David – a product of his generation?
But you need not fall. You have the power to overcome this enemy. God would urge you, ‘Live a clean life, young man, young woman. I want you free of those unclean habits. I don’t want you away from the battle, lying in bed, letting your imagination run wild and then finding yourself overwhelmed with passion.’ Young Christian couples, what standards are you settling for? Boyfriend, girlfriend – perhaps not engaged, but very fond of one another – what are your standards? How do you conduct yourselves when nobody else is around? Does God approve of what you are doing?
Some people have argued in defence of David. ‘We mustn’t be too hard on him,’ they say. ‘He was in a unique position. He was a despotic king in an oriental society. Other kings living at that time wouldn’t have thought twice about taking a woman. Bathsheba was not particularly at fault, either. How could she be expected to resist the will of this great monarch? Surely he could have whatever he wanted, so if he wanted Bathsheba, he would have her. We must make allowances for the culture of the day. David was, to some degree, a product of his age, and we must understand that before we judge him for his conduct.’
David – a man after God’s heart
But David was not a mere product of his generation, he was the ‘man after God’s heart’. I once read an alarming Gallup survey indicating that 52% of regular churchgoers between the ages of thirteen and eighteen didn’t consider premarital sex wrong. The poll pointed out that this was 10% below the national average. But you are not called to be 10% better than the world. You are meant to be as different as light and darkness!

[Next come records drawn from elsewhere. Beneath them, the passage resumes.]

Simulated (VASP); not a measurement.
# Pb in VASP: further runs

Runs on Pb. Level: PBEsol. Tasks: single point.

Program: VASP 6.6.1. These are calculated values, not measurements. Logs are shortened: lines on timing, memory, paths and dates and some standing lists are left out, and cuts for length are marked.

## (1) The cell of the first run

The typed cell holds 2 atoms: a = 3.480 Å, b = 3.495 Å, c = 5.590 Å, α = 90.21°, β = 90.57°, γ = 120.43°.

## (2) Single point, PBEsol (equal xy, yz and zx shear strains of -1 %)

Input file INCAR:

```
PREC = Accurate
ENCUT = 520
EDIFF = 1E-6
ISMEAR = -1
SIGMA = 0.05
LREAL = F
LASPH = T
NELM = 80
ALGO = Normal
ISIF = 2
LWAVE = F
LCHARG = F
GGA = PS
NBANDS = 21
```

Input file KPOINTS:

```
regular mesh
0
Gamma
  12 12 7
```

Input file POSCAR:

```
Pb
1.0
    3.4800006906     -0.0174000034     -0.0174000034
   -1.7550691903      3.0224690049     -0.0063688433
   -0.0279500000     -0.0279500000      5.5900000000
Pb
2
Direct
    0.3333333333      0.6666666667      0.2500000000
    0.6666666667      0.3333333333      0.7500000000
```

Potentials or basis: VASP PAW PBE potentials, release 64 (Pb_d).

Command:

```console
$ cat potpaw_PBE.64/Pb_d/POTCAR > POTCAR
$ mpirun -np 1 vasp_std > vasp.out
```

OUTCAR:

God sees the moral landslide that’s taken place in the last few decades. He watches as young people are seduced, abused, corrupted. They carry the guilt and shame around with them, yet many young Christians argue, ‘Everyone’s doing it.’ They accept the world’s standard that as soon as they have been going out for a short time they should give rein to their sexual impulses.
‘All the other oriental kings did it,’ say David’s defenders. ‘Everyone else does it’ – is that your excuse? Do you adopt worldly standards and merely follow everybody else? Does God’s Word tell you that you are free to play around like this? Never! David was not just another oriental king, a product of his age. He was God’s chosen man. All the other kings, in their ungodliness, could do whatever they liked, but David had much higher standards to keep. So have you.
Quote
‘The process of lust is simple. It begins with attraction, it turns quickly to dissatisfaction with your current situation – you become dissatisfied with your spouse or with the one that you are supposedly in love with – it moves to fixation on another and you become ungrateful, discontented, and obsessive. You become filled with lust, and your thoughts and your mind are filled with images of the other person. You have nothing on your mind but an appetite for them. This person becomes on object of worship. They eventually are not even considered a person, because they’re an object, and you’re just looking for satisfaction.’
Bill Shannon – A Passion for Purity, Shepherd’s Conference, 2005, Session 33.